How to prepare website content for RAG
RAG systems perform better when the source layer is clean, scoped, and reviewable. Start with the pages that should be trusted, collect them with clear crawler limits, export clean source material, and only then move into chunking, embedding, and retrieval testing.
Step 1
Define the source set first
Before running a crawler, decide which pages should become trusted source material. Product docs, help-center pages, developer docs, policy pages, and public knowledge-base content are usually stronger candidates than broad marketing archives.
Step 2
Run a bounded crawl
Use limits for page count, same-site behavior, depth, and export format. Bounded jobs are easier to review, less expensive to operate, and safer to repeat when content changes.
Step 3
Clean and review before indexing
Crawler output should be readable before it becomes retrieval input. Review Markdown, JSON, or CSV exports for navigation clutter, stale copy, duplicate sections, and missing source context.
Step 4
Prepare for chunks and retrieval
Once the source text is clean, chunking and embedding can be evaluated with better signal. Keep crawler job IDs, source URLs, timestamps, and content boundaries attached to each downstream unit.
Related reading
Next links
FAQ
Quick answers
Should website content be crawled before chunking?

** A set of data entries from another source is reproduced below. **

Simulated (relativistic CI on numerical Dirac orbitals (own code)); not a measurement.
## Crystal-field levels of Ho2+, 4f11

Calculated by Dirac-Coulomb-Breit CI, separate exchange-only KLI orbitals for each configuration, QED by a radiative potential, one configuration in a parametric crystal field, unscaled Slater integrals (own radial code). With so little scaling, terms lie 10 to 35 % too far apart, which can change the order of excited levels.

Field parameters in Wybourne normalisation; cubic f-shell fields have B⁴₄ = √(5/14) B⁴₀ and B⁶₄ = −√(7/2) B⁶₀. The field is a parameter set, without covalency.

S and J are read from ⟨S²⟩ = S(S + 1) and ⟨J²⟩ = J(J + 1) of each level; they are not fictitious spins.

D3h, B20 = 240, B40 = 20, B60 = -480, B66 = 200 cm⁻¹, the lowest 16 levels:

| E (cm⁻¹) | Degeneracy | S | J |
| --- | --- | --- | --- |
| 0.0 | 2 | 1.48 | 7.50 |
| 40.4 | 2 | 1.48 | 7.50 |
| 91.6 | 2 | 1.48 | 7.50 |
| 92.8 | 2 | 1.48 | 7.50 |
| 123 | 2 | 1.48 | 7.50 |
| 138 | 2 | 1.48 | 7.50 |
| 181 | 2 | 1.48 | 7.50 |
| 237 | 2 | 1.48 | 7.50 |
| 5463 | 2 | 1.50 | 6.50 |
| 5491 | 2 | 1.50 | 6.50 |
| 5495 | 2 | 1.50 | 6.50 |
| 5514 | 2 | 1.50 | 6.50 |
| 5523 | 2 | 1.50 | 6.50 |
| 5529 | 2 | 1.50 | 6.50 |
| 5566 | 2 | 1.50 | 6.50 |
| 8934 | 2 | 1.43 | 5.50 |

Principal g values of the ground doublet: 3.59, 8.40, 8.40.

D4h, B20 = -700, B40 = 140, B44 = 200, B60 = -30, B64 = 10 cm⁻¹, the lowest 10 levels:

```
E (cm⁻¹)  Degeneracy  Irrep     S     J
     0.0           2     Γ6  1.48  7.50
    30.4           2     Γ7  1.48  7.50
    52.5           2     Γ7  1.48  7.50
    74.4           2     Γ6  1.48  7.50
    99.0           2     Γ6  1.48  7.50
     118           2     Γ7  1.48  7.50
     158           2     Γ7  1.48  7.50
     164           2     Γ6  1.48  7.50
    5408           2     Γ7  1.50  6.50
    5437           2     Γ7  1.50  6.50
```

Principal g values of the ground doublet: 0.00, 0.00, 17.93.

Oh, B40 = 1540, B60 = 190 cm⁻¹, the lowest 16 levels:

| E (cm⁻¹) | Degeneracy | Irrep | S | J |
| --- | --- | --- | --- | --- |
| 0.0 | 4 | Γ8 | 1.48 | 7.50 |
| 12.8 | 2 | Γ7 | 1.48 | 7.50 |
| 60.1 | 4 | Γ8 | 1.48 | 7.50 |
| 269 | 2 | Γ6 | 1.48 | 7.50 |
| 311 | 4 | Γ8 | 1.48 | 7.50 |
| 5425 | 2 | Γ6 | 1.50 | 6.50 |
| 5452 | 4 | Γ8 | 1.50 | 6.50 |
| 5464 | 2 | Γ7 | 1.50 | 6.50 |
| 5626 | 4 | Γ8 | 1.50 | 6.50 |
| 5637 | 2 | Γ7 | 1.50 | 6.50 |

Yes. Crawling and export review should happen before chunking so navigation clutter, duplicates, and irrelevant pages are removed before they reach retrieval.
What format should I export for RAG preparation?
Markdown is often easiest to review, while JSON and CSV are useful when teams need structure, automation, or downstream processing.
Why keep crawl evidence?
Evidence makes it easier to trace retrieval issues back to the source URL, crawler run, timestamp, and exported text that entered the pipeline.